Kenya will be banking on stable global conditions to keep its financing costs low after pegging the Sh425 billion concessionary loan advanced by China to an international benchmark.
Transport secretary Michael Kamau said last month’s loan for the standard gauge railway (SGR), energy and wildlife protection was negotiated at a floating interest rate of 360 basis points above the London Interbank Offered Rate (Libor).
The Libor — currently at 0.5 per cent — is the average interest rate at which a select group of large, reputable banks that participate in the London interbank money market can borrow unsecured funds from other banks.
This would translate to an annual interest rate of 4.1 per cent (Sh17.5 billion) if the government were to begin the repayment today.
“The government negotiated for a grace period of 10 years which is long enough to complete and start generating income from the projects after which the loan repayment will be spread over 30 to 40 years,” said Mr Kamau.

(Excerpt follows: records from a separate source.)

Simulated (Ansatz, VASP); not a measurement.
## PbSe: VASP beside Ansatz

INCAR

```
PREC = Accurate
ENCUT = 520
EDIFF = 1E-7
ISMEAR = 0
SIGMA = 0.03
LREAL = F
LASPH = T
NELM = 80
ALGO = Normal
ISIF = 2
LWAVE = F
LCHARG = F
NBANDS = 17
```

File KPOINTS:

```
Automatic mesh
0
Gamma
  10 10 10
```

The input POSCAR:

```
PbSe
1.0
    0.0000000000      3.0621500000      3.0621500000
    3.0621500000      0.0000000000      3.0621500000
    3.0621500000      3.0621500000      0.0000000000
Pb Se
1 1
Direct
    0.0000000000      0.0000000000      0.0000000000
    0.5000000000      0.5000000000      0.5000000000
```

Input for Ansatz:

Of the Chinese loan, a total of Sh319 billion will be spent directly on railway construction with Sh213 billion going to SGR and the rest for buying the rolling stock (locomotives and wagons).
Other than the Chinese loan, the remaining part of Sh340 billion railway modernisation project will be financed by the recently introduced railway development levy.
In the long run, the government will limit its role to maintaining infrastructure as the private sector takes up the task of buying and operating the trains, Mr Kamau said.
Under a regional infrastructure deal championed by Uganda, Kenya has committed to a tight timeline of constructing a SGR from Mombasa to Malaba in five years beginning November.
“As the starting point for the regional project, Kenya has finalised the plan to start the construction on its side as scheduled,” said Kenya Railways Corporation chairman Jeremiah Kianga.
For Kenya, the plan to upgrade the rails comes as part of official campaign ease pressure on the road network which is currently handling 93 per cent of the region-bound cargo.
Data from Kenya Highways Authority shows that about 2,200 cargo trucks pass through Mariakani each day, raising the cost of maintaining transnational roads.
With a projected 10 per cent cargo growth at port of Mombasa and the need to ferry heavy oil drilling rigs and equipment across East Africa, officials have increasingly focused their attention on rail transport lately.
Kenya’s part of the project will run alongside pave Malaba-Kampala-Kigali railway line with which are also scheduled for completion by March 2018 according the calendar drawn by Presidents Uhuru Kenyatta, Yoweri Museveni and Paul Kagame.
The plan has since been extended to cover Burundi and South Sudan.
On the Kenyan side, the SGR will incorporate 37 crossing stations to enable high speed trains to operate with ease, the officials said.
Mr Kamau said the 25-year concession agreement that allows Rift Valley Railways to run the Kenya-Uganda railways is also set for second review in February 2015 that could see the state bring in new players.
The regional project is being implemented alongside the Nairobi Commuter Rail project which is aimed at decongesting Nairobi.
On Monday, Mr Kamau toured Syokimau, Imara Daima and Makadara stations where he announced that domestic component of the railway upgrade programme would be complete by 2017.